A bigger city council is not a more effective one

Will the 18 city councillors be able to handle the issue of halting sites?

The current 18 members of the Galway City Council. Photo:- Mike Shaughnessy

The current 18 members of the Galway City Council. Photo:- Mike Shaughnessy

Some years back, when the review of local government was carried out, it resulted in the Galway City Council seeing an increase from 15 to 18 councillors. All three wards in the city would have six representatives each was the conclusion. That is reform for you!

'We move forward' was the view from the local representatives. Nothing to see here. Eighteen months into this current council and it is an appropriate time to take a brief analysis of how the increased council chamber is performing.

While the number three is considered small by most people, when you add it on to an already sizable number, then that can result in a number that is just too big. This is exactly what has happened on the Galway City Council. The increase has made the workings of the council chamber so much harder. The mayor of the day needs a large whip - not just an egg timer - to keep order. As usual, most councillor need their own say on every item. This, added to the fact there are seven rookies, has led to unnecessarily long meetings over the first quarter of the lifetime of this council. That’s democracy.

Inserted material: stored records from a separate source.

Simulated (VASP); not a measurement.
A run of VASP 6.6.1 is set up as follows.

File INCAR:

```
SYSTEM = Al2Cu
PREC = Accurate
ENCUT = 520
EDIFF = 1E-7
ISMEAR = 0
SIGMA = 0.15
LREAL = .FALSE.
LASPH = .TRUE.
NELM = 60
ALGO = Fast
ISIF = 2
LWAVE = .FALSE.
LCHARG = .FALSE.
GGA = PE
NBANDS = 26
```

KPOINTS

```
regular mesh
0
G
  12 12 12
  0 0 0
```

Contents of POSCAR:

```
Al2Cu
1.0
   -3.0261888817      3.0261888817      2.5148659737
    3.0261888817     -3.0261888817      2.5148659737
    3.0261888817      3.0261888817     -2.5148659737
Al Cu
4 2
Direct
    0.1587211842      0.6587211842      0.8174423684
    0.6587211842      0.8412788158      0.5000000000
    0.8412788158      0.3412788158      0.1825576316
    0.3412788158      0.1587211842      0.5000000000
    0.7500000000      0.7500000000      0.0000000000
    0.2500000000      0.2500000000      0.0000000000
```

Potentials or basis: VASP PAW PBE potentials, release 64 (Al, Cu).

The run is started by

What is also noticeable is that the current executive has outmanoeuvred the elected members on several occasions. For example, the councillors who sit on the Leisureland Board boxed themselves in on a couple of issues and ended up resigning en masse. They simply had not the foresight to see where the road was leading. This left the facility totally in the hands of management. Time passed, and the primary issue most of the board resigned over remained, and was not going to change. Some of the board returned. More astute, experienced, members would never have fallen into that trap. It has never happened before and is unlikely to happen again. One nil to the management.

The Christmas Market is also gone from of the decision making of the councillors. Sure, it will be on the council agenda and the operators will have to give a report to the Council Chamber, but the system has changed so that the operators apply for a licence, and not temporary planning permission as before. Therefore the decision is made by management and not by councillors. This was a move that was done quietly in the background and councillors seemed to just accept it. It does make Insider wonder.

Where should halting sites be located?

One of the thorny issues that comes before council is the debates, discussion, and decision about where halting sites should be located. All councillors are aware that this issue will come before this council over the next three years. The recent tragedy in Carrickmines will probably speed up this process.

Rightly or wrongly, there are few issues which can divide people and divide communities such as this. The reality is, heretofore settled people do not want a halting site nearby. Five miles away is near enough. Funnily enough, the settled community living five miles away believe it would be better off another five or six miles away. And on it goes. However here is the thing, this issue is coming before councillors in the near future and it is going to be probably the most divisive issue facing the current council.

While probably saying one thing in public, privately most, if not all, will be wearing “NIMBY” T-shirts, but what some councillors do not realise is that, like the aforementioned issues, if they cannot decide by majority, or otherwise, on the location of these new halting sites, then under recent powers given to him, the chief executive Brendan McGrath can. Now this would be a first. However this management has been making a habit of 'firsts'. So it should not be a shock. Councillors need to be careful or the score line for management against the elected members will end up beyond embarrassing.

It is important to say that Insider believes the current management team have respect for the institution that is the chamber of elected members. They do not necessarily like or indeed respect every single one individually but that is not relevant. What they see, is that these 18 are the people's voice around the table, and that carries significant weight. It is often the weight that tips the balance in favour of the council members.

The need to box clever

Despite the criticisms expressed above, Insider still feels that, if this council has proved anything, it is that, despite everything, it has been able, for the most part, to have the foresight to work out what is really important, and establishing a methodology to be involved in decision making is worth so much more than the public protestations of one's thoughts on social media. Insider would rather be working on influencing the outcome than talking about it afterwards.

Insider is of the view that if councillors want to ensure they play a key role in the decisions, where they have no legal entitlement to decide on an issue, they need to box clever. Fifteen months' training should be loads for anyone. A large part of politics is about beingable to work with people to give yourself the best chance of the outcome you seek - and more importantly - the outcome the electorate that a councillor represents seeks. Knowing which battles to fight hard for is priceless. Look at the current councillors - some councillors are in the news constantly ranting on about this week’s news du jour, others far less often. Give some thought to who are the most effective.

For many years now, Insider has observed how the more astute councillors end up ensuring that the outcome of decisions that are very important to them tend to go their way; have been able to realise which ones are key. This is not understood by a lot of the current crop but it will be, possibly when it is too late for those individuals, and more importantly, the neighbourhoods they represent. Time will tell.